Moving Off At An Angle

ADI Part 2 Manoeuvres – Moving Off At An Angle

Learn how to move off at an angle. You'll need to know this for your Part 2 testWe consider here the method used to move off from the side of the road, at an angle.

Please make sure that you read the moving off page before studying this page.

The position you’ll start from is very similar to the position you’ll be in after completing the reverse park, however, it’s common for the SE to ask you to simply pull up on the left, behind a parked car, to carry out this exercise.

If you consider moving off to be something to not have to pay too much attention to, think again. Thousands of trainee instructors throughout the UK would tell you a different story. That’s because a very large number of trainees fail part 2 on errors during moving off.

Most of these errors are serious or dangerous errors, caused through poor observation skills or, even more commonly, through the incorrect use of Signals.

The Dangers And Pitfalls

There are three main areas which catch out thousands of trainee instructors and learners alike – they are incorrect signaling, insufficient or poor observations, and delaying too long to move after the observations are complete.

There’s also a further unique danger with this exercise, and that’s one of clearance, discussed below.

If you think about it, these factors are always important when moving off, but they are particularly so when moving off at an angle. That’s because you’ll be moving off from a fairly restricted space, with limited views of the road ahead. The car or other obstruction ahead of you will also present a restriction to your view of pedestrians and other dangers.

It is essential that your observations are full, effective and cover the full 360 degrees around your vehicle. Be aware of any dangers or potential dangers.
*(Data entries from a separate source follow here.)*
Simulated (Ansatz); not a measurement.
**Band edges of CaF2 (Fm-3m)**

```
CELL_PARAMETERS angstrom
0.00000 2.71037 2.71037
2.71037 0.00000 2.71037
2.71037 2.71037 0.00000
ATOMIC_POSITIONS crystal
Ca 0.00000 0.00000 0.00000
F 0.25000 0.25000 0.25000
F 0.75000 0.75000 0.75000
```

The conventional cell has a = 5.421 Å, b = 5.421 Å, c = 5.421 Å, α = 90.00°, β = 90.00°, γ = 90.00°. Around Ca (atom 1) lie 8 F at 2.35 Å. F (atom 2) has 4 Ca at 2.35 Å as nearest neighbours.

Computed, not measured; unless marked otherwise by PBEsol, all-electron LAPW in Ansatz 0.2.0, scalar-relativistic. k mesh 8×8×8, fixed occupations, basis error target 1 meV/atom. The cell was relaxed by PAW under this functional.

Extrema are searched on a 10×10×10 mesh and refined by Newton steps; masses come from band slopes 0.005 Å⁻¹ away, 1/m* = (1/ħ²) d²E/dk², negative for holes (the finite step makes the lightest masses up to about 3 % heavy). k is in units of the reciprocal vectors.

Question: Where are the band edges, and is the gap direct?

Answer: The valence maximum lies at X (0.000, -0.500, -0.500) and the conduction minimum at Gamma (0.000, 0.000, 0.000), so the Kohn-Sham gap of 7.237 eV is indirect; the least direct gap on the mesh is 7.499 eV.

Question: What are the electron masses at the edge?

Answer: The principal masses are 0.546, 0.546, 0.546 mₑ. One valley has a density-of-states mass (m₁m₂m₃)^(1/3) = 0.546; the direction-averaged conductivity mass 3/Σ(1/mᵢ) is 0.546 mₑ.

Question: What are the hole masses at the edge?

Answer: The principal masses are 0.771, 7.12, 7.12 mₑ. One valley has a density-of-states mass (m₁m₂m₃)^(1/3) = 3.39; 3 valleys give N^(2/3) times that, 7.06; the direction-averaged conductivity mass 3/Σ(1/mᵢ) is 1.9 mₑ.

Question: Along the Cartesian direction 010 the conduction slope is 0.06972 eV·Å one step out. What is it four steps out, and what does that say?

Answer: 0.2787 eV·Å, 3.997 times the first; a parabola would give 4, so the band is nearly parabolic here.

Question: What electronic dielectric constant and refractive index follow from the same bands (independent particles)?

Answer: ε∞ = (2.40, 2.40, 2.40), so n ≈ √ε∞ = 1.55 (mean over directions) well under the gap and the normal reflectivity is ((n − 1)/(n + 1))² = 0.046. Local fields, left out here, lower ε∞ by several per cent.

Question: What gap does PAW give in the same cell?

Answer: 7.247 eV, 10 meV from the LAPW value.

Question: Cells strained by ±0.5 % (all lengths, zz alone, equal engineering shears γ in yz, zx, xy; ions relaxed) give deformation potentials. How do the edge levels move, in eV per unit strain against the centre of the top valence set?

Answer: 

Make sure that the car moves under full Control, with brisk steering where required, with full, ongoing observations for potential dangers.

We’ve already said that signaling to move off should be extremely rare indeed. This cannot be stressed enough. Yet many ADI trainers still instruct trainees to apply a signal before even carrying out the correct observations. This is always, without question, a mistake. It will more than likely attract a driver error and could possible be elevated to a serious or dangerous error.

The other area of potential danger is in delaying between the observing and the moving phases. We’ve discussed this fully in the moving off page, so won’t repeat it here.

You must also take account of the clearance you need between your vehicle and the one you are parked behind. You should give at least an open car doors width from the other car, just as you would advise a learner to do.

Practice makes perfect, so get plenty of it with your trainer.

ADIT Team.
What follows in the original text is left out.